• A Pytorch implementation of the CNN+RNN architecture on MS-COCO dataset

Overview:

Generally, a captioning model is a combination of two separate architecture that is CNN (Convolutional Neural Networks)& RNN (Recurrent Neural Networks) and in this case LSTM (Long Short Term Memory), which is a special kind of RNN that includes a memory cell, in order to maintain the information for a longer period of time. Basically, CNN is used to generate feature vectors from the spatial data in the images and the vectors are fed through the fully connected linear layer into the RNN architecture in order to generate the sequential data or sequence of words that in the end generate description of an image by applying various image processing techniques to find the patterns in an image.

Dataset used for Training the Model

We’ll be using MS-COCO dataset also stands for Microsoft Common Objects in COntext. This is an advance dataset where each image is paired with five associated captions that describes the content of that particular image. For example, If you were asked to write a caption that describes the image below, how would you do that?
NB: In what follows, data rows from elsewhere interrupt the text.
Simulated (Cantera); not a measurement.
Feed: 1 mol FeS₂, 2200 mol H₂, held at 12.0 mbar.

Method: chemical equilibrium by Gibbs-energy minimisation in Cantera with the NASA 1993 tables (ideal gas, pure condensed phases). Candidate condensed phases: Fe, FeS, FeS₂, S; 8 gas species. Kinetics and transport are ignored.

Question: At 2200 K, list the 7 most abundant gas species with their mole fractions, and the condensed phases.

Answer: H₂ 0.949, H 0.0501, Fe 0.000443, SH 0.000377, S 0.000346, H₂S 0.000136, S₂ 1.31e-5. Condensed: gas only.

First, you might look at the image and take note of different objects like different people and kites and blue sky. Then based on how these objects are placed in an image and their relationship with each other, you might think that these people are flying kites. They’re in this big grassy area, so they may also be in a park. After, collecting these visual observations you could put together a phrase that describes the image as, “People flying kite in a park”. We use a combination of spatial observation and sequential text descriptions to write a caption, and that’s exactly how the model that uses CNN and RNN architectures rolls.

Visualize the Dataset

import os
import sys
sys.path.append('/opt/cocoapi/PythonAPI')
from pycocotools.coco import COCO

# initialize COCO API for instance annotations
dataDir = '/opt/cocoapi'
dataType = 'val2014'
instances_annFile = os.path.join(dataDir, 'annotations/instances_{}.json'.format(dataType))
coco = COCO(instances_annFile)

# initialize COCO API for caption annotations
captions_annFile = os.path.join(dataDir, 'annotations/captions_{}.json'.format(dataType))
coco_caps = COCO(captions_annFile)

# get image ids 
ids = list(coco.anns.keys())
import numpy as np
import skimage.io as io
import matplotlib.pyplot as plt
%matplotlib inline

# pick a random image and obtain the corresponding URL
ann_id = np.random.choice(ids)
img_id = coco.anns[ann_id]['image_id']
img = coco.loadImgs(img_id)[0]
url = img['coco_url']

# print URL and visualize corresponding image
print(url)
I = io.imread(url)
plt.axis('off')
plt.imshow(I)
plt.show()

# load and display captions
annIds = coco_caps.getAnnIds(imgIds=img['id']);
anns = coco_caps.loadAnns(annIds)
coco_caps.showAnns(anns)

The CNN-RNN Architecture

Encoder-Decoder:

End to End, we want our captioning model to take in an image as input and output a text description of that image. The input image will be processed by a CNN and will connect the output of the CNN to the input of the RNN which will allow us to generate descriptive texts.

ResNet Architecture:

So, in order to generate a description, we feed a particular image into a pre-trained CNN like ResNet architecture. At the end of this network is a softmax classifier that outputs a vector of class scores but we don’t want to classify an image, instead we want a set of features that represents the spatial content in the image. To get that kind of spatial content, we’re going to remove the final fully connected layer that classifies the image and look at it’s earlier layer that distills the spatial information in the image.

Encoder-CNN:

Now, we’re using the CNN as a feature extractor that compresses the huge amount of extraction contained in the original image into a smaller representation. This CNN is often called the encoder because it encodes the content of the image into a smaller feature vector. Then we can process this feature vector and use it as an initial input to the following RNN.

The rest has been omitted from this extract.